Upland Birds didn’t fit into his retirement plans. He had complained to me a number of times that year that he liked doing all the scouting and finding guzzlers, but the whole rigmarole of typing mailing lists, pasting together the newsletter, and trying to promote the thing was just too much work. He was giving it all up. I pleaded with him: No one was doing this. Bird hunters need you.

I even came up with a proposal. Twenty years ago was about the time that computers were getting good. People were starting to take digital photos, and scanning old slides, photos, and maps could be done at photo shops all over the region. I told Bobby that I would do the office work — the layout, paste-up, digitize the photos and maps, keep the database on the computer — but he would do the scouting and give me his written reports. I’d do the rest. Did a split in the income sound fair?

He agreed. I said I would do a mock-up our new joint venture/newsletter.

So there I was those 21 years ago sitting on the couch at his house with a mock-up of Western Birds.

“That looks good,” he said and got up, went into his office, and came back with a primer to a big part of my next 21 years in his arms.

At his memorial service last year, there were two of my 1972 classmates from Fontana High School who spoke at his service. Wonderful writers and speakers, they captured his Arkansas speech patterns and his wry sense of humor. But they both talked about how Bobby had used them to advance the cause of education, of writing, of telling good stories, or helping other people. They also told of wonderful practical jokes. They made everyone there smile and laugh. They made me think.

Those 21 years ago, I thought the newsletter was a golden goose and that Bobby was giving me something extremely valuable.

Valuable to me.

So I kept doing it. Every time we’d see each other, Bobby would tell me how much he liked the newsletter. I’d lament about how much work it was for very little return. He would ask if I had flyers in this store or that store, or if I’d sent out a promotion to this mailing list or some other one. He always sounded like he believed it could make money if I just found the right lists. But Bobby was no dummy. I should have known he had tried everything before “gifting” the newsletter to me, obviously not his brightest student. He was thinking about bird hunters who could use the information published in a good bird hunting newsletter.
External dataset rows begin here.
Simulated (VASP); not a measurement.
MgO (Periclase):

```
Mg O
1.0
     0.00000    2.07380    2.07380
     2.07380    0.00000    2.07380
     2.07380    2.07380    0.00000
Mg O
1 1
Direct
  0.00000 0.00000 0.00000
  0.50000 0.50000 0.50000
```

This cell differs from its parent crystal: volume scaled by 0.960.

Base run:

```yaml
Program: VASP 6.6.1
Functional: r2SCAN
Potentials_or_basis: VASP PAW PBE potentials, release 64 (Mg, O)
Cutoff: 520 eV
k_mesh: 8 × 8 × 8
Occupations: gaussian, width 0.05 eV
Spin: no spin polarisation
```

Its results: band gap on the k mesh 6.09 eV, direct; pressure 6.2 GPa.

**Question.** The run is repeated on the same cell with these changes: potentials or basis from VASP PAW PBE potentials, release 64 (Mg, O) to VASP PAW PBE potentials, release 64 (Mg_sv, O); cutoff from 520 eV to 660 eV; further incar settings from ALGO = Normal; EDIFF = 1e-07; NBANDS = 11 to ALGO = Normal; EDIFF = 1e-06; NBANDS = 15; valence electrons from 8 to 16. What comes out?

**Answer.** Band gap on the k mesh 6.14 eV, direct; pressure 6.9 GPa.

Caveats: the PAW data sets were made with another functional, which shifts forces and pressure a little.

He was thinking about Joe Sportsman, all of the hunters and fishermen who have read my fishing reports and outdoor stories over the years. He was thinking about you.

I had never figured all this out until his services when I heard the stories from his other students, his more intelligent students. I sat there laughing and crying and laughing.

I miss my old friend — and I miss getting his Joe Sportsman cards each Christmas.